3 Proof of Proposition 2.3

3.1 Mould theoretic derivations

We begin by defining a mould-theoretic derivation \({{\mathcal {E}}}_\psi \) on \(ARI_{lu}\) for each \(\psi \in {\mathfrak {grt}}\) as follows.

Definition

For any mould P, let Darit(P) be the operator on moulds defined by

$$\begin{aligned} Darit(P)=-dar\Bigl (arit\bigl (\Delta ^{-1}(P)\bigr )-ad\bigl (\Delta ^{-1}(P) \bigr )\Bigr )\circ dar^{-1}. \end{aligned}$$
(3.1)

Then for all P, Darit(P) is a derivation of \(ARI_{lu}\), since arit(P) and ad(P) are both derivations and dar is an automorphism.

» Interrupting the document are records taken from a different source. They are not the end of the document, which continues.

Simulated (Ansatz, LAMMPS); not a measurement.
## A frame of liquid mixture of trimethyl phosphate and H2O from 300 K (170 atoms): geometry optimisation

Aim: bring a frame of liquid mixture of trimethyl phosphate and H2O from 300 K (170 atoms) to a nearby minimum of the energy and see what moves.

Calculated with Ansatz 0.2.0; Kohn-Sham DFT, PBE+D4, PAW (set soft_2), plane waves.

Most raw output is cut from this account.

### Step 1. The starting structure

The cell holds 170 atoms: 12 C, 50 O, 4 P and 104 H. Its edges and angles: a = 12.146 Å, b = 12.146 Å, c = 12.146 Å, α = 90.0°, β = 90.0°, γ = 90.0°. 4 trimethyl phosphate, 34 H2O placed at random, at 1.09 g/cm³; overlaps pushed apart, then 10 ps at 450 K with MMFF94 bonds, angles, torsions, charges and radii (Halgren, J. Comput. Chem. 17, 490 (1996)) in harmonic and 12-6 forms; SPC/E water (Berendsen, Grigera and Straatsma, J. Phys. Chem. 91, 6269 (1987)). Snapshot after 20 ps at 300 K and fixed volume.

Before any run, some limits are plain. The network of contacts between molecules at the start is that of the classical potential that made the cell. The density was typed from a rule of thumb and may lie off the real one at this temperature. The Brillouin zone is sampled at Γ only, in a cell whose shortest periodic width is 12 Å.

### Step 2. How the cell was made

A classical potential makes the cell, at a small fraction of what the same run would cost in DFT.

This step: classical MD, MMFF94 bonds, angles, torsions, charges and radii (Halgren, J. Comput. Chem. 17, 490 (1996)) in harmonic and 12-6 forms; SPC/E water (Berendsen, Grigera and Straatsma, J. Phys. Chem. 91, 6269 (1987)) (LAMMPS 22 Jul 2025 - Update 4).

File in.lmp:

Let \(\psi \in {\mathfrak {grt}}\). We use the notation of (1.14), and set

$$\begin{aligned} {{\mathcal {E}}}_\psi =Darit(M). \end{aligned}$$
(3.2)

Recall that ARI denotes the vector space of rational-valued moulds with constant term 0. Let \(ARI^a\) denote the vector space obtained by adding a single generator a to the vector space ARI, and let \(ARI^a_{lu}\) be the Lie algebra formed by extending the lu-bracket to \(ARI^a\) via the relation

$$\begin{aligned} {[}Q,a]=dur(Q) \end{aligned}$$
(3.3)

for every \(Q\in ARI_{lu}\). Recall from (1.8) that this equality holds in the polynomial sense if Q is a polynomial-valued mould; in other words, (1.9) extends to an injective Lie algebra morphism \(ma:\mathrm{Lie}[a,b]\rightarrow ARI^a_{lu}\) by formally setting \(ma(a)=a\).

The Lie algebra \(ARI_{lu}\) forms a Lie ideal of \(ARI^a_{lu}\), i.e., there is an exact sequence of Lie algebras

$$\begin{aligned} 0\rightarrow ARI_{lu}\rightarrow ARI^a_{lu}\rightarrow {{\mathbb {Q}}}a \rightarrow 0. \end{aligned}$$

We say that a derivation (resp. automorphism) of \(ARI_{lu}\)extends to a if there is a derivation (resp. automorphism) of \(ARI^a_{lu}\) that restricts to the given one on the Lie subalgebra \(ARI_{lu}\). To check whether a given derivation (resp. automorphism) extends to a, it suffices to check that relation (3.3) is respected.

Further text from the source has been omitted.